French auteur Gaspar Noé excited audiences with his first two films, the excellent CARNE and the sequel SEUL CONTRE TOUS which were both an hour or so long. But Noé pushed the limits with ENTER THE VOID and IRREVERSIBLE and he continues to do so with his new film CLIMAX about a troupe of dancers on acid.
What can one do with a troupe of real dancers? Noé proves that more than everything can be done. His film can be divided into 5 parts – the interviews; the group dance; the mingling of the dancers; the individual dances; the sex that occurs after the acid takes effect and the climax (aftermath). Even if all else fails, the dance choreography is so good, many done with one long take, that watching these dance segments is worth more than the ticket price. I myself, would watch the film again just for the dance sequences.
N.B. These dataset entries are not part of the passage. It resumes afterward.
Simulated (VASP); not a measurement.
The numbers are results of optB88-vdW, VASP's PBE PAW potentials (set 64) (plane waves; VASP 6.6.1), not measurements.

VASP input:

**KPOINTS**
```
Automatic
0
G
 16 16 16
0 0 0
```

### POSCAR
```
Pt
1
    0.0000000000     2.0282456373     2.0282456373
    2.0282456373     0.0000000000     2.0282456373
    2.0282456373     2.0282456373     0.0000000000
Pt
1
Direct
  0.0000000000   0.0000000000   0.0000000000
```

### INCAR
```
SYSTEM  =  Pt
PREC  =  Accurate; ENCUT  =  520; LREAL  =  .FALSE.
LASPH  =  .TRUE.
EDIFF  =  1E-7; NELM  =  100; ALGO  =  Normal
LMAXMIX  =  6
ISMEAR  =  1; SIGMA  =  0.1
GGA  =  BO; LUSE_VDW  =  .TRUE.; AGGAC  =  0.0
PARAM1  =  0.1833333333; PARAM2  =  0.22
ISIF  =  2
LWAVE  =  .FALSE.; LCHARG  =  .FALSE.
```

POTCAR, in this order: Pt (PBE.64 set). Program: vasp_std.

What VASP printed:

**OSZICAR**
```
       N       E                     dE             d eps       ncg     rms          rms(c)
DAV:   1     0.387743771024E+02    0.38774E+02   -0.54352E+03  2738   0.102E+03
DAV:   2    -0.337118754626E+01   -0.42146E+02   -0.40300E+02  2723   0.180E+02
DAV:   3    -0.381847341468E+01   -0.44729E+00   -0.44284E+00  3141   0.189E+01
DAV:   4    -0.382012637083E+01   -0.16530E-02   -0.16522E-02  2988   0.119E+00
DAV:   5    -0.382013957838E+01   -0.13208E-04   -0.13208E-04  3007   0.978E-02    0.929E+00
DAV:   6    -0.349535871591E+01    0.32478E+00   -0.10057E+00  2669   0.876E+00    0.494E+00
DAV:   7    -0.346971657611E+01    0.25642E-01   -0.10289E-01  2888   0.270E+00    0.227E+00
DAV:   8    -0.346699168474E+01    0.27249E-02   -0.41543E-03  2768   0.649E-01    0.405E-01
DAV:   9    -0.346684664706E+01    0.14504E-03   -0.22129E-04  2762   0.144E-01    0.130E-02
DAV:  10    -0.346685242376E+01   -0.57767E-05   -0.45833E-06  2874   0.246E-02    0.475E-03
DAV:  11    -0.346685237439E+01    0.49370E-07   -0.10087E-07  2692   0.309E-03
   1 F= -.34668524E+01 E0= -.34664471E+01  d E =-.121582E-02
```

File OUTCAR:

The film begins with the dancers being interviewed by an unseen male and female interviewer. This sequence takes about 15 minutes and the audience sees the obsession of the dancers. “Dance is everything.” “I will commit suicide if I cannot dance.” “I would do anything to be able to dance in the troupe.” To the last comment, Noé pursues the implications further, bringing light to the current sexual abuse in the entertainment industry, but with an intelligent difference. The two dancers who make the identical last comment are probed further to the point that their sexual offers might be accepted. Noé uses the males instead of the females to be accosted and the possible guilty party to be one male and one female.
The troupe’s dance number is nothing short of stunning. Forget the dances in any other television show or dance movie. This is the real thing – real dance from the streets, expertly choreographed by gifted dancers.
When the dancers start mingling, the audience discovers more about each individual, their sexual orientation, who each has the hots for and how one might be related to another. This is the time the dancers take to the spiked sangria. The LSD (acid) takes about a hour to take effect.
The film breaks out into dance again. This time it is individual dance where each dancer is given the chance to perform solo. Noé uses the overhead shot. The camera displaced above and each dancer moves in a and then out of the spot, with the dance performance seen from a bird’s eye view. It is uncommon to shoot dance numbers this way, but it is nevertheless inventive and effective.
The last two segments are not so easy to watch. Once the dancers start to feel the effect of the drug, their emotions come loose and sex begins leading to the films climax which unfortunately is not so entertaining as the dance sequences. Noé’s camera goes upside down with lighting going on and off so that not every scene can be deciphered clearly.
Noé never fails to shock and to push his filming limits. CLIMAX shows Noé at one of his most effective, disturbing though not disgusting.